Treasury Wines is embarking on a massive restructure that will cost $260 million and change the release dates for its world-famous Penfolds wines.

Treasury said it would ramp up promotion of its wines, cut costs and change its business model as part of the restructure.

It will also combine the annual release dates for new vintages of its Penfolds Bin series and Penfolds Icon & Luxury collection wines to October.

The moves follow Treasury’s announcement in May of plans to cut hundreds of jobs after it rejected a $3.05 billion takeover offer from a US investment firm.

Treasury will split its Australian commercial business, which includes Lindeman’s and Annie’s Lane, from its luxury and masstige portfolio which is home to Penfolds Grange.

It said moving the release of the Penfolds Bin Series and Icon & Luxury Collection wines to October, from March and May, would ensure the wines were on sale for longer.

The change will also help Treasury manage allocations and inventory levels with key customers around the world.

“An October release for Penfolds wines is fully supported by our winemaking teams,” said chief executive Michael Clarke, who took on the top job in March.

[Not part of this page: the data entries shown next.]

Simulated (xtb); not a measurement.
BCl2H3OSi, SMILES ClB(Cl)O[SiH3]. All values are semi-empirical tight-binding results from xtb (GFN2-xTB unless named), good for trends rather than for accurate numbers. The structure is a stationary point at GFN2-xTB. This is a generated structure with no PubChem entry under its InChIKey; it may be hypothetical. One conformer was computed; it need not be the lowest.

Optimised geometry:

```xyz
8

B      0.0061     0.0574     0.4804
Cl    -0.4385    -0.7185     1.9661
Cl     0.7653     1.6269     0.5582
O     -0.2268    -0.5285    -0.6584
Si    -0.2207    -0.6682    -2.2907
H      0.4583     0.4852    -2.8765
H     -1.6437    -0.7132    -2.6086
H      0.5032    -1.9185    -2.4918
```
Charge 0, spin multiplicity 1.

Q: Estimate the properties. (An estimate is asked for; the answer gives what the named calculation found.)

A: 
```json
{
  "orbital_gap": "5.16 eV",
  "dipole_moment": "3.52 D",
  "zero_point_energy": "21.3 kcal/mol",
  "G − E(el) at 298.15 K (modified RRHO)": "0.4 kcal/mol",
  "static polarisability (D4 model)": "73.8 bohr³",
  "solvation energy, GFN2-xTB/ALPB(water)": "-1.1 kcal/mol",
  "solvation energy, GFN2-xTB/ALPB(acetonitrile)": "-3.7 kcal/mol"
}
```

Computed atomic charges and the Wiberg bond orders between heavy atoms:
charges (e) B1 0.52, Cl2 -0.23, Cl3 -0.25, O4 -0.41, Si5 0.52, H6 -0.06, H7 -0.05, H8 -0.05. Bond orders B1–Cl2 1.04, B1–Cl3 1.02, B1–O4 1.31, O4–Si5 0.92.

“This change places the consumer at the heart of our business model with Penfolds wines now more readily available in the lead-up to key festive periods including Thanksgiving, Christmas, Chinese New Year and Easter.”

Treasury said it would launch its biggest ever promotion of its Penfolds range from July.

The wine maker expects the restructure will cause a $260 million hit to its bottom line in fiscal 2014.

The charge reflects the cost of acquisitions, falls in market growth rates for commercial wine globally, the company’s brands, IT, plant and equipment assets.

As part of the changes, Treasury will also manage its operations in Asia, Europe, Middle East and Africa separately to its Australia-New Zealand business.

Treasury in May rejected a $4.70-a-share takeover proposal from Kohlberg Kravis Roberts & Co.

It said it preferred to focus on its plans to improve performance, address various structural challenges facing the business and to cut costs.

Takeover speculation has been swirling around TWE as the company has struggled in recent years to get its assets in the US to perform better.